The Theory[edit | edit source]

The basic assumption behind this crazy theory is that some all-powerful party simply does whatever it wants without any regard for the set rules. The members of the aforementioned party are referred to as the "Cabal" by all the users who, in their demented little cracked out brains, believe that such a thing exists. This is, of course, completely ludicrous as many of the most powerful, and therefore knowledgeable, members of Uncyclopedia openly state that there is no "Cabal". It is the suggestion of this article that you now go take a nice rest with the help of this handy rag of chloroform.

The First Investigation[edit | edit source]
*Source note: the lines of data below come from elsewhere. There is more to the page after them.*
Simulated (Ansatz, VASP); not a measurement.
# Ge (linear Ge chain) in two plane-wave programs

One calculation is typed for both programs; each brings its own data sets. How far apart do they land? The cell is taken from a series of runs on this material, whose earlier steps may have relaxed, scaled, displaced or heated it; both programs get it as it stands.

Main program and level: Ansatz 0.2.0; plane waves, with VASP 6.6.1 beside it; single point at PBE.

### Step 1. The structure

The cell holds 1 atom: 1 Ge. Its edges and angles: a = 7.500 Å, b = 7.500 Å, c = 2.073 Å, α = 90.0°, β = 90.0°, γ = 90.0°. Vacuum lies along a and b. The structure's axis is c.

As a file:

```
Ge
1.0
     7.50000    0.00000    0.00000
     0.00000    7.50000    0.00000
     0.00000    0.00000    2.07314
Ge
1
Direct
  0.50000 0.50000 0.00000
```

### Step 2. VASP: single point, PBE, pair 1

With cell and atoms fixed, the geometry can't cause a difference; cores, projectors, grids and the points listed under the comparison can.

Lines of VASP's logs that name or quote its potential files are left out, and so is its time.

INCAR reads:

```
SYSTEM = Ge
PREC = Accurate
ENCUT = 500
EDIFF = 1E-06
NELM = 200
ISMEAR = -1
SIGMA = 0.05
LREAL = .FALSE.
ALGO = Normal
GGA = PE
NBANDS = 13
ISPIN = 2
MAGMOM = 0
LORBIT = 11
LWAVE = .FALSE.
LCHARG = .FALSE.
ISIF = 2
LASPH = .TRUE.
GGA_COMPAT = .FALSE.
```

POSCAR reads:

The first investigation into the ridiculous allegations of the alleged conspiracy theory was undertaken by a small group of elite investigators. After much searching and scrounging for evidence of the supposed conspiracy, all of the investigators disappeared in circumstances which the writers of this article were assured were accidents and had nothing to do with the "Cabal" that the investigators had been searching for. After the tragic, natural, and non-suspicious disappearances of the investigators; a few users claimed to have stumbled across the dead bodies of the investigators in the admin's lounge. When they returned with the proper authorities, there were no bodies and the "witnesses" were deemed insane. These insane few also disappeared, never to be seen again, but the Cabal, which doesn't exist, reassured the other users that they had simply wandered off on their own and there was nothing shady going on at all.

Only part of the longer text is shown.